I'm not writing about the Long Tail. Right now, on the eve of the O'Reilly Emerging Technology Conference here in San Diego, I am thinking about the Long Trail. It's something I mentioned to Paul Kedrosky the other day, who then went and penned this. That got me thinking, ok, I should finally spent some time and post this Long Trail notion that's been stewing for a long time.

"Remix" is the theme of the conference. "Remix your hardware", "Remix your software", "Remix your web" . . . so beckon the animated slogans on the O'Reilly Conference site.

The thing about remixing is that it makes something new out of something old. The act of remixing itself is nothing new. Remixing even in media is nothing new. Remixing in music in particular. Maybe Larry Lessig only found out about remixes in the past few years, but mash-ups, remixes, all that stuff has been around for decades. The path hewn by the pioneers of remixing goes way back. It's a long trail.

[Come to think of it, the image at the top of this article is a blatant remix of the original Long Tail image that appeared in the WIRED article.]

So much of what we think is new is not. In computing technology, this is painfully true. Particularly if you were around and actually used the old technology (say, the PLATO system). Speaking of PLATO . . . seeing Ray Ozzie now reporting to Bill Gates . . . now there is a long trail story if there ever was one. Ray started out on PLATO in the 1970s, went on to build Lotus Symphony and then Lotus Notes, then built Groove . . . now absorbed by Redmond.

Jon Udell posting on Screencasting, as if it is the newest cool thing . . . old hat in the computer-based training world. A world, by the way, that has gone through many a relabel over the past 40 years: programmed instruction > computer-assisted instruction > computer-based education > computer-based learning > web-based training > e-learning. Same old thing, really.

Bloggers calling XMLHTTPRequest the rise of "Web 3.0" . . . . been there, done that. I'm glad to see websites using this new technology . . . as we head further into the future, we're finally catching up with the past (client/server applications, X-Window, anything pre-web that didn't have this pesky document-based architecture).

The Long Trail is about the unevenly-distributed future. Stuff that's coming on your radar today came on someone else's radar days, or weeks, or months, or years, or decades, ago. Stuff being presented at the ETech conference next week is for the most part remixes of work done over the past years to decades. This isn't necessarily bad, but it is interesting when the conference is called "Emerging Technology".

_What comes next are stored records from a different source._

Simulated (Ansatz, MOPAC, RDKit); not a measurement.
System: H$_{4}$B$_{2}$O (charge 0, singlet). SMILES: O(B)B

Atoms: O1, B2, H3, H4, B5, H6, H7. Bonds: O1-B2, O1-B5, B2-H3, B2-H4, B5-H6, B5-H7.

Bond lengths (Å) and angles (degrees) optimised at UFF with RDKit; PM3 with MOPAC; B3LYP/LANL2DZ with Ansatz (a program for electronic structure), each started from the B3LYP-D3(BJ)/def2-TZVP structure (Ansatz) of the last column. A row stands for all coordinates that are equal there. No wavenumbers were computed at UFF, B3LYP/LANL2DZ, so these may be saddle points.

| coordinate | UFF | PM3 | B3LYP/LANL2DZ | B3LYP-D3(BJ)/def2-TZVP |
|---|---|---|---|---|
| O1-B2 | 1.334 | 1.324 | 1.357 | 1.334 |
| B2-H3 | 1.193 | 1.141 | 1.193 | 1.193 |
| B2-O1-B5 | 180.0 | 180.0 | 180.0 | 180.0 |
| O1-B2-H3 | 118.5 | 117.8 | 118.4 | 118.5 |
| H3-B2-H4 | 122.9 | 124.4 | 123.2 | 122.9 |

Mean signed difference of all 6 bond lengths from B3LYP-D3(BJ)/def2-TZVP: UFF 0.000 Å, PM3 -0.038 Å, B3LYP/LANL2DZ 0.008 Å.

When Does Technolgy "Emerge?"
If we use the Long Trail graph, we might say that at some point on the far right, the technology is starting to "emerge" -- starting to be used by a significant number of people or organizations, but not yet a substantial number. Perhaps it's technology that is in the process of crossing the chasm. Perhaps that is what makes it notable.

But it's clearly not the only criterion considered by O'Reilly & Associates for its event lineup. There's a distinct rock-star syndrome going on with O'Reilly conferences that is a bit disappointing to me. So many of the scheduled speakers are former speakers, re-hashing, remixing old speeches that keep them busy on the lecture and blog circuit for months or years at a time.

I wish this weren't the case with the ETech conference. I wish there were a lot more unknowns speaking at the conference, about technology that's not yet on my radar. That is what I would find valuable. I suspect that the vast majority of attendees to ETech are people already, if not intimately, familiar with most of the topics and technologies being discussed the conference. There will be a lot of familiar faces there, which is nice. I wish none of them were speaking though. I wish all of the speakers had never spoken before at ETech or any other O'Reilly conference. In fact if I had my way, I'd say the deal with speaking at ETech is that you can't have spoken there before, at least on the same subject, but even then, probably not. I wish ETech were more like DEMO -- not similar in the way it does its frantic six-minute pitch sessions from seventy-odd unknown startup companies. But in the fact that most of the speakers are unknowns, presenting new things, different things, (often remixed things).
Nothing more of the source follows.